DUP MP Jeffrey Donaldson backs new law on definition of victim
- 23 October 2013
- From the section Northern Ireland
A DUP MP has urged that the law should be changed so that terrorists are not given the same status as victims.
Lagan Valley MP Jeffrey Donaldson said it was "an affront to decency" that the law defines terrorists in the same way it defines their victims.
Mr Donaldson told the House of Commons he hoped to change the law regarding the definition of victims with a private member's bill.
The bill is due for a second reading in December.
A similar bill was brought to the Northern Ireland Assembly in 2010 but did not become law.
He told MPs: "You cannot equate the perpetrators of terrorist violence with their innocent victims."
His comments came during a DUP-sponsored debate that was called to discuss the legacy of the Troubles.
Mr Donaldson opened the debate by referring to the 20th anniversary of the Shankill bombing.
He read out the names of those who died during the bombing on Belfast's Shankill Road on 23 October 1993. He said those who died "will never be forgotten".
In referring to the events of 1993 his party colleague, Upper Bann MP David Simpson, told the house that "no-one made Thomas Begley and Sean Kelly plant that bomb".
The DUP motion said that those who engaged or supported acts of terrorism "will not succeed" in rewriting the narrative of this troubled period in Northern Ireland's history.
The motion also praised members of the armed forces, the police and the prison service.
North Down MP Lady Hermon used the occasion to praise the work of the RUC during the Troubles. Tributes were also paid by the Secretary of State Theresa Villiers
Ms Villiers and her Labour shadow Ivan Lewis also clashed over whether the government is doing enough in Northern Ireland.
Ivan Lewis, the new shadow secretary of state, told the Commons that "many people in Northern Ireland think the government is not engaged".
Ms Villiers rejected the assertion and said he had made this allegation before and suggested it simply was not true.
She told MPs that the government was fully engaged with Northern Ireland, the political parties and the Haass talks process.
She said the recent G8 summit and the investment conference in Belfast were examples of how much the government was involved in Northern Ireland.

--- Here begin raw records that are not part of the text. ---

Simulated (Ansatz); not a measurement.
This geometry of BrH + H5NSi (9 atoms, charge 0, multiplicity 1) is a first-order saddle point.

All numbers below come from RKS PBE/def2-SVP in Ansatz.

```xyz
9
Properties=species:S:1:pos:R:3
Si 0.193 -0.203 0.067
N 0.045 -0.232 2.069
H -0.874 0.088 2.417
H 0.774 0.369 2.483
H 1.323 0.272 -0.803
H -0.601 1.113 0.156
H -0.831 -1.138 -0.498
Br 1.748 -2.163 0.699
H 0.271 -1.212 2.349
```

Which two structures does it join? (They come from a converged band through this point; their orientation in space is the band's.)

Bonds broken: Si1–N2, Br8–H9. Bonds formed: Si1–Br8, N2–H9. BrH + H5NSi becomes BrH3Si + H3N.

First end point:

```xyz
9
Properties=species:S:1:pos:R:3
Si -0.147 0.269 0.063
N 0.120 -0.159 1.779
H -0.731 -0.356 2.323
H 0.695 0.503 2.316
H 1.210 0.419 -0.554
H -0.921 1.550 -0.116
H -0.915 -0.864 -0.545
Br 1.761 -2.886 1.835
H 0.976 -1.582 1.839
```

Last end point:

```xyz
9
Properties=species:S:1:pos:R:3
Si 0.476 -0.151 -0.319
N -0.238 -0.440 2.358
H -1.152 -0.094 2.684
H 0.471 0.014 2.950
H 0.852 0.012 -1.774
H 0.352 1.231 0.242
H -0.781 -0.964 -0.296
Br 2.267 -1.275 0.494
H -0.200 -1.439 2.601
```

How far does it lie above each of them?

Mr Lewis's remarks came just days after he warned that the government was "being complacent on Northern Ireland".
This DUP motion was timely and comes as the former US envoy Richard Haass is trying to find political consensus on the past, flags and parading.
South Belfast MP Alasdair McDonnell said the failure "to grasp these issues has cost us dear". The SDLP leader said an agreement among the parties "would inspire hope and create ambition".
Mr Lewis said the Haaas discussions "can not be allowed to fail".